# Homework Help: Probability - I am so lost here

1. Apr 22, 2007

Question:
Long-distance calling plan A offers a flat rate service at 10 cents per minute. Calling plan B charges 99 cents for every call under 20 minutes; for calls over 20 minutes, the charge is 99 cents for the first 20 minutes plus 10 cents for every additional minute. (Note that these plans measure your call duration exactly, without rounding to the next minute or even second.) If your long-distance calls have exponential distribution with expected value $\tau$ minutes, which plan offers a lower expected cost per call?

I am lost. Here is my attempt.

We first want a random variable that yields the cost for each plan. Lets first let $T$ be a random variable that represent the time of the call. Thus,

$$C_A = 10 T$$
A random variable of cost is representative of the random variable for the cost of the time.

Now, I don't really know how to do plan B, here is my attempt:
$$C_B = 99 + 10(T-20)u(T-20)$$ where $u(T-20)$ would be the step function. I am trying to say that the $10(T-20)$ term would turn on at $T \geq 20$.

Now I want the expected value of each, thus:

$$E(C_A) = 10 \tau$$
$$E(C_B) = 99 + 10E((T-20)u(T-20))$$

I am lost, and need help. Thanks!

2. Apr 22, 2007

### ZioX

What you want is:

$$E[C_B]=\int_0^{20}.99f_X(x|\tau=t)dx+\int_{20}^{+\infty}(.10(x-20)+.99)f_X(x|\tau=t)dx$$

Now, you compare values of tau to see what one will be the best plan.

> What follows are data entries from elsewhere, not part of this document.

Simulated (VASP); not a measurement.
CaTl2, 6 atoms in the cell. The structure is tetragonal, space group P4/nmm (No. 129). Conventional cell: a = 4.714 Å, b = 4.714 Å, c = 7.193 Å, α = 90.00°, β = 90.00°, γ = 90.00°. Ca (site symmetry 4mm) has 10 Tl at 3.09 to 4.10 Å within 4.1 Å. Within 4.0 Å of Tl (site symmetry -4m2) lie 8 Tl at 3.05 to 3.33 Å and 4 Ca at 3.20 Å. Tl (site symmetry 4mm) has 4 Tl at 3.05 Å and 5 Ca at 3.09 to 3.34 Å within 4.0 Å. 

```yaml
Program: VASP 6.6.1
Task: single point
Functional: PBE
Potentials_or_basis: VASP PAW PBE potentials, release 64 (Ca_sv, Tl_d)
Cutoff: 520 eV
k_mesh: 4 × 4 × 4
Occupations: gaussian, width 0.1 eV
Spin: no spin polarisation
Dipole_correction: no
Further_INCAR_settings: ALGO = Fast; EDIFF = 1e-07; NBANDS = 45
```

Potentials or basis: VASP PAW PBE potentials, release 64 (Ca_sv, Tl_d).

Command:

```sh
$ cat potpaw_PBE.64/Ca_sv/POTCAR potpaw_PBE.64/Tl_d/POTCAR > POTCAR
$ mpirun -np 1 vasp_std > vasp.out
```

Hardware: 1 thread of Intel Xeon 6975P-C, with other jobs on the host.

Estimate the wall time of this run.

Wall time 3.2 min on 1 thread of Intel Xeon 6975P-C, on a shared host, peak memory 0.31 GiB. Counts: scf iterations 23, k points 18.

Edit: This is the right one. ;0

Note here how if you take that .99f(x) integrated from 20 to infinity out and combine it with the first summand you get your original equation which is actually more easier to compute.

So, essentially it just ammounts to finding E[(t-20)u(t-20)] which is precisely $$\int_{20}^{+\infty}(t-20)f_X(t)dt$$.

Last edited: Apr 22, 2007
3. Apr 22, 2007

Last edited: Apr 22, 2007
4. Apr 22, 2007

### ZioX

Sorry, X is the r.v. representing time on the phone. $$f_X(x|\tau=t)$$ denotes the distribution of x given tau=t. I changed it to that because I wanted to emphasize that expected cost was a function of tau.

Last edited: Apr 22, 2007
5. Apr 22, 2007

No worries!

I still have a few questions though. So, how does

$$E[C_B]=\int_0^{20}.99f_X(x|\tau=t)dx+\int_{20}^{+\infty} .99(x-20)f_X(x|\tau=t)dx$$

account for the 10 cents per minute charge after 20 minutes? Is it supposed to read:

$$E[C_B]=\int_0^{20}.99f_X(x|\tau=t)dx+\int_{20}^{+\infty} .10(x-20)f_X(x|\tau=t)dx$$

?

If this is the case, how do you get
$$E[C_B]=\int_0^{20}.99f_X(x|\tau=t)dx$$? I don't understand that term.

Thanks!

6. Apr 22, 2007

### ZioX

I'm sorry, I made a mistake. I fixed it up above.

7. Apr 22, 2007

No worries.

So where does,
$$\int_0^{20}.99f_X(x|\tau=t)dx$$

come from?

8. Apr 22, 2007

### ZioX

Estimated cost is really just integrating what you're paying at time t multiplied by the pdf evaluated at t.

So that integral comes from the fact that from 0 to 20 minutes we're paying a constant 99 cents. After 20 minutes we are paying 10 cents for every minute after 20 minutes plus the additional 99 cents we already used for the first 20 minutes. That is where (.10(x-20)+.99)f(x) comes from.

9. Apr 22, 2007